The spacecraft was designed and built by the Martin Marietta Company, and the Jet Propulsion Laboratory managed the mission for NASA. Elizabeth Beyer served as the program manager and Joseph Boyce served as the lead program scientist for the NASA headquarters. For JPL, Douglas Griffith served as the Magellan project manager and R. Stephen Saunders served as the lead project scientist. Hughes Aircraft Company's Space and Communications Group designed and built the spacecraft's synthetic aperture radar.
To save costs, most of the Magellan probe was made up of flight spare parts and reused design elements from other spacecraft:
;Reuse Type Legend:
ComponentOrigin
Attitude control computerGalileo
BusVoyager program
Command and data subsystemGalileo
High- and low-gain antennaVoyager program
Medium-gain antennaMariner 9
Power distribution unitGalileo
Propellant tankSpace Shuttle auxiliary power unit
Pyrotechnic controlGalileo
Radio-frequency traveling-wave tube assembliesUlysses
Solid rocket motorSpace Shuttle Payload Assist Module
Star scannerInertial Upper Stage
ThrustersVoyager program

The main body of the spacecraft, a spare one from the Voyager missions, was a 10-sided aluminum bus, containing the computers, data recorders, and other subsystems. The spacecraft measured 6.4 meters tall and 4.6 meters in diameter. Overall, the spacecraft weighed 3,445 kilograms.

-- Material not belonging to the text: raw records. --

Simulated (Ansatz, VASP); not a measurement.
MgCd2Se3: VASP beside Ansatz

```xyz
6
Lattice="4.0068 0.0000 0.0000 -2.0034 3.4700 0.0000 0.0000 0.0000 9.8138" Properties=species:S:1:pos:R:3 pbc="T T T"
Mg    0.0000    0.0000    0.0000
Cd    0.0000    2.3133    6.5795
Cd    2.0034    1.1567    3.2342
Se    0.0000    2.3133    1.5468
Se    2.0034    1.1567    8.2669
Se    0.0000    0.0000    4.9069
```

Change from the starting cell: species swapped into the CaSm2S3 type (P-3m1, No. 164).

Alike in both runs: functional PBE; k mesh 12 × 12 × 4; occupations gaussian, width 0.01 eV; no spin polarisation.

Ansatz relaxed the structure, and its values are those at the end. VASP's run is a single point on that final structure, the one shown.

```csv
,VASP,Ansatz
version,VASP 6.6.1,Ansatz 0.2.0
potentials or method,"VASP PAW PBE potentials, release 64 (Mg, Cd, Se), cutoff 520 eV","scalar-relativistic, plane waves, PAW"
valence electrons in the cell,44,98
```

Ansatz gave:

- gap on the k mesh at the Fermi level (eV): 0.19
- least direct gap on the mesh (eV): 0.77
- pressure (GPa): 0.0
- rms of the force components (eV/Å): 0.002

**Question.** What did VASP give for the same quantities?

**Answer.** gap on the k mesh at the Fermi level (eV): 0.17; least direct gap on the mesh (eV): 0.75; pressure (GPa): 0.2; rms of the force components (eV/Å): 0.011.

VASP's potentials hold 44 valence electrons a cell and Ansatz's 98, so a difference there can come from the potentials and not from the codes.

Attitude control and propulsion

The spacecraft's attitude control was designed to be three-axis stabilized, including during the firing of the Star 48B solid rocket motor used to place it into orbit around Venus. Prior to Magellan, all spacecraft SRM firings had involved spinning spacecraft, which made control of the SRM a much easier task. In a typical spin mode, any unwanted forces related to SRM or nozzle mis-alignments are cancelled out. In the case of Magellan, the spacecraft design did not lend itself to spinning, so the resulting propulsion system design had to accommodate the challenging control issues with the large Star 48B SRM. The Star 48B, containing 2,014 kg of solid propellant, developed a thrust of ~89 kN shortly after firing; therefore, even a 0.5% SRM alignment error could generate side forces of 445 N. Final conservative estimates of worst-case side forces resulted in the need for eight 445 N thrusters, two in each quadrant, located out on booms at the maximum radius that the Space Shuttle Orbiter Payload Bay would accommodate.
The actual propulsion system design consisted of a total of 24 monopropellant hydrazine thrusters fed from a single 71cm diameter titanium tank. The tank contained 133 kg of purified hydrazine. The design also included a pyrotechnically-isolated external high pressure tank with additional helium that could be connected to the main tank prior to the critical Venus orbit insertion burn to ensure maximum thrust from the 445 N thrusters during the SRM firing. Other hardware regarding orientation of the spacecraft consists of a set of gyroscopes and a star scanner.

Communications

For communications, the spacecraft included a lightweight graphite/aluminum, 3.7-meter high-gain antenna left over from the Voyager Program and a medium-gain antenna spare from the Mariner 9 mission. A low-gain antenna attached to the high-gain antenna was also included for contingencies. When communicating with the Deep Space Network, the spacecraft was able to simultaneously receive commands at 1.2 kilobits/second in the S-band and transmit data at 268.8 kilobits/second in the X-band.

Power

Magellan was powered by two square solar arrays, each measuring 2.5 meters across. Together, the arrays supplied 1,200 watts of power at the beginning of the mission. However, over the course of the mission the solar arrays gradually degraded due to frequent, extreme temperature changes. To power the spacecraft while occulted from the Sun, twin 30 amp-hour, 26-cell, nickel-cadmium batteries were included. The batteries recharged as the spacecraft received direct sunlight.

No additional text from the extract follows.